Jesus seems pretty detail-oriented to me. Jesus said, “For truly, I say to you, till heaven and earth pass away, not an iota, not a dot, will pass from the law until all is accomplished.” (Matthew 5:18; see Luke 16:17) He said, “But not a hair of your head will perish.” He said, “Woe to you, scribes and Pharisees, hypocrites! for you tithe mint and dill and cummin, and have neglected the weightier matters of the law, justice and mercy and faith; these you ought to have done, without neglecting the others.” (Matthew 23:23) To many, an iota and a dot and a hair and mint and dill and cummin are “petty details” yet Jesus cared about them enough to mention them.
Consider Jesus’ two-step cure of the blind man and how, though the blind man himself may have been quite happy with just having some of his sight restored and being able to see his fellow men though they looked to him like trees, Jesus was not content until the man “saw everything clearly”:
And some people brought to [Jesus] a blind man, and begged him to touch him. And he took the blind man by the hand, and led him out of the village; and when he had spit on his eyes and laid his hands upon him, he asked him, “Do you see anything?” And he looked up and said, “I see men; but they look like trees, walking.” Then again he laid his hands upon his eyes; and he looked intently and was restored, and saw everything clearly. (Mark 8:22-25)
The apostles Peter and John celebrated their common faith in Jesus Christ with the Samaritans who had received the word of God and been baptized in the name of Jesus but they were still eager that what they saw as lacking in their formation be corrected and “came down and prayed for them that they might receive the Holy Spirit … [and] laid their hands on them and they received the Holy Spirit.” (Acts 8:15,17)
Priscilla and Aquila celebrated their common faith in Jesus Christ with Apollos but they were still eager that what they saw as lacking in his formation be corrected and “took him and expounded to him the way of God more accurately.” (Acts 18:26)

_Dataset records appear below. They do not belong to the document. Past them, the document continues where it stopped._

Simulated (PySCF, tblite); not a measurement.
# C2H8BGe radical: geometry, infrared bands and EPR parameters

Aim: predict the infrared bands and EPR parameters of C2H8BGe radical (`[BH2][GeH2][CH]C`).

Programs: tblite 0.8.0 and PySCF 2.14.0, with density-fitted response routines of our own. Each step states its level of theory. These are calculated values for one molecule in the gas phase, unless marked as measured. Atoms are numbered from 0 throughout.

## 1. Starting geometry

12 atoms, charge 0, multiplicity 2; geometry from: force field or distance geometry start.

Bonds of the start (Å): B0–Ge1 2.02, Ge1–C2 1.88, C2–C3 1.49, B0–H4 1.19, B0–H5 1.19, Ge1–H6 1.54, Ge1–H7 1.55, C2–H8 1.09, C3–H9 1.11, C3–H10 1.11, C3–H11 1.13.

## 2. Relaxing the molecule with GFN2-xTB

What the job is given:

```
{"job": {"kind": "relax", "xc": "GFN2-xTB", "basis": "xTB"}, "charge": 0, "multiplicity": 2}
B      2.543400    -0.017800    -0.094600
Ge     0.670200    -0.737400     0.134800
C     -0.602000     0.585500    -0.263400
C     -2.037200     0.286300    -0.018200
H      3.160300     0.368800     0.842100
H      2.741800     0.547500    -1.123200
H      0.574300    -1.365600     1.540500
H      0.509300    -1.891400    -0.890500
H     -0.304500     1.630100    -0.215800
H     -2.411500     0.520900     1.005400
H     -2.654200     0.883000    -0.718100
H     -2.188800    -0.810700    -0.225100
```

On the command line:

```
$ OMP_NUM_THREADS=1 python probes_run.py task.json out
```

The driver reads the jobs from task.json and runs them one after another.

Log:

Paul celebrated their common faith in Jesus Christ with the disciples he found in Ephesus, who had only received John’s baptism, but he was still eager that what he saw as lacking in their formation be corrected and baptized them in the name of the Lord Jesus and laid his hands on them and they received the Holy Spirit. (See Acts 19:1-6)
If the New Testament writers were content just celebrating their common faith in Jesus Christ with their Christian readers, with their shared understanding of “the first principles of God’s word” (Hebrews 5:12) and “the elementary doctrines of Christ” (6:1) and not also eager that what they saw as lacking in their formation be corrected, then most of the New Testament epistles would never have been written. They wrote so that their Christian readers would all attain “the unity of the faith” (Ephesians 4:13), even in what some might call the “petty details.”